This is early in the game to be endorsing presidential candidates. We prefer to see races play out at length to get a full sense of how would-be presidents campaign under adversity and stress.
But Super Tuesday is two days off, and Washington’s looming caucuses and primary will soon force the Republicans and Democrats of this state to make a decision. So we’ve made our own decision to endorse John McCain for the Republican nomination and Barack Obama for the Democratic.
As far apart as they are philosophically, we like McCain and Obama for many of the same reasons.
One is temperament. Obama and McCain are principled, yet possess open minds. Neither carries grudges into policymaking; neither maintains the equivalent of Richard Nixon’s “enemies list.” Both are comfortable dealing with ideological opponents – with anybody, really – and appear capable of being persuaded by good arguments from the other side.
Put it this way: They are large men.
McCain’s longer career offers many examples. He is a conservative by any reasonable measure, yet he hasn’t hesitated to work with Democrats – and buck Republican orthodoxy – when he felt the nation’s interests justified it. Witness his earlier opposition to Bush’s tax cuts for the wealthy, his sponsorship of campaign finance reforms and his support for efforts to curb global warming.

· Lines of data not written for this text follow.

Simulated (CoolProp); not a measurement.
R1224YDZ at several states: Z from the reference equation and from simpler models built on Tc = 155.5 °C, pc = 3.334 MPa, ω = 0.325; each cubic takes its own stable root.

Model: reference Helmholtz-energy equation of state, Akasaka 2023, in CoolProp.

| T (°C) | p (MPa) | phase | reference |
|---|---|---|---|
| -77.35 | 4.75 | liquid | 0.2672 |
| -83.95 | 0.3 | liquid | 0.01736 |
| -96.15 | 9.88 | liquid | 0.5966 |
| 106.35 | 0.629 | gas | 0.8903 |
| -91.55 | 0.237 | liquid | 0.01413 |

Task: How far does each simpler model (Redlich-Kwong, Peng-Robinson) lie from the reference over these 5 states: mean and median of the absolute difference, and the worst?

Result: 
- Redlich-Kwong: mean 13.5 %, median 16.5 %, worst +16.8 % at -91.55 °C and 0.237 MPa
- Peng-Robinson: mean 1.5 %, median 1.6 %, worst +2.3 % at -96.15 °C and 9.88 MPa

McCain’s efforts to re-establish America’s ties with Vietnam demonstrated extraordinary personal magnanimity. As a survivor of years of abuse at the hands of Vietnamese communists, anyone would have forgiven him had he instead fought such efforts.
Many party-line Republicans detest McCain precisely because he takes issues one at a time and reaches his own independent judgments about them.
Obama is not the same kind of maverick. He is a thoroughgoing Democratic liberal; there have been few surprises in the positions he’s taken.
But as a candidate, Obama has gone beyond the Democratic same-old same-old. He has run an unusually principled campaign. He has stirringly invoked a common American identity that transcends red state-blue state partisan antagonisms. Of all the presidential candidates, Obama has demonstrated the greatest ability to inspire.
Like McCain – and unlike Hillary Clinton and Mitt Romney, their chief rivals – Obama can be refreshingly unscripted. He thinks in real time; he responds to questions in depth without falling back on talking points or canned spiels.
As with McCain, there’s always the sense that one is seeing the real person, not a persona sculpted for the campaign with the help of consultants and advisors. As with McCain, we’re impressed by what we’ve seen of his personal judgment and strength of character.
Clinton and Romney both possess formidable credentials. Clinton especially: She has survived many years in the crucible of Washington, D.C., politics and clearly has presidential potential.
But Obama and McCain offer the prospect of a relatively clean presidential contest focusing on ideas and policy alternatives. We think – at least at this point – they offer more of the one thing the nation most needs from its president: leadership.